Blue Origin founder Jeff Bezos has invited Wally Funk — one of the women aviators who passed the Mercury astronaut tests in the 1960s — to join him and two others on the company's first crewed trip to the edge of space.
Why it matters: Funk's turn as an astronaut is years in the making, after the Mercury 13 — a group of women who mastered the same tests as NASA astronauts in the 1960s as part of a private initiative — were passed over by NASA.
What's happening: The suborbital flight is expected to launch from Texas on July 20, on the 52nd anniversary of the Apollo 11 Moon landing.
- Bezos and Funk will be joined by Bezos' brother Mark, as well as a yet-to-be-revealed auction winner who paid $28 million for their seat aboard the capsule.
- "I didn't think that I would ever get to go up," Funk, who had a long career in aviation post-Mercury 13, said in a video posted by Bezos to Instagram.
How it works: Blue Origin's New Shepard is designed to take a crew of passengers up about 62 miles above the surface of the Earth using a rocket and capsule.

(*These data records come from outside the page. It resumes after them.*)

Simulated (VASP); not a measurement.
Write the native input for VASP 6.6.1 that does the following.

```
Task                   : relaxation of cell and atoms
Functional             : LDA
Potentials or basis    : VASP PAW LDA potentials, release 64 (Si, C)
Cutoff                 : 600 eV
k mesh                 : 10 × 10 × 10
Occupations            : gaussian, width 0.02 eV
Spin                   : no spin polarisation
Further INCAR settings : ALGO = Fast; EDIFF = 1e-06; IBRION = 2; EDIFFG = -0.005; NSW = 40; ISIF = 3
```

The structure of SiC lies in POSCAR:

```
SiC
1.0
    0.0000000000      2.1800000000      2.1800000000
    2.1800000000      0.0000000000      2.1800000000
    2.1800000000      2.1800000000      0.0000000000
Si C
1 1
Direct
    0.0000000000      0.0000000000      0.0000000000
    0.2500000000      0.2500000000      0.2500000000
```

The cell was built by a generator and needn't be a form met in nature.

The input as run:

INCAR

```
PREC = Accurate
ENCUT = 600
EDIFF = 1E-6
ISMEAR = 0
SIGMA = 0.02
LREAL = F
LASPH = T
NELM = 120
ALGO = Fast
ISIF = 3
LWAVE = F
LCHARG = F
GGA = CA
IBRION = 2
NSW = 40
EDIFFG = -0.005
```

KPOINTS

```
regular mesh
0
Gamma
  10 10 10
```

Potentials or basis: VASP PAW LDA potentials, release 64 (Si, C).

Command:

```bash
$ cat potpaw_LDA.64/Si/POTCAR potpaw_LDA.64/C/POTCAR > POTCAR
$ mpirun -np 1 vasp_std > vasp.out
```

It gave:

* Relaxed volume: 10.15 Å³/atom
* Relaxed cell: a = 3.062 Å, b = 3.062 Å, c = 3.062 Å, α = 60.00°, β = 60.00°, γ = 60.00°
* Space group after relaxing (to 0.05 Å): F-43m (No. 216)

- Once at altitude, the capsule separates from the rocket, allowing those inside to feel a few minutes of weightlessness and a view of the Earth against the blackness of space before descending back to the planet under parachutes.
- Richard Branson's Virgin Galactic is also working toward beginning commercial operations for its suborbital space system sometime in the coming year.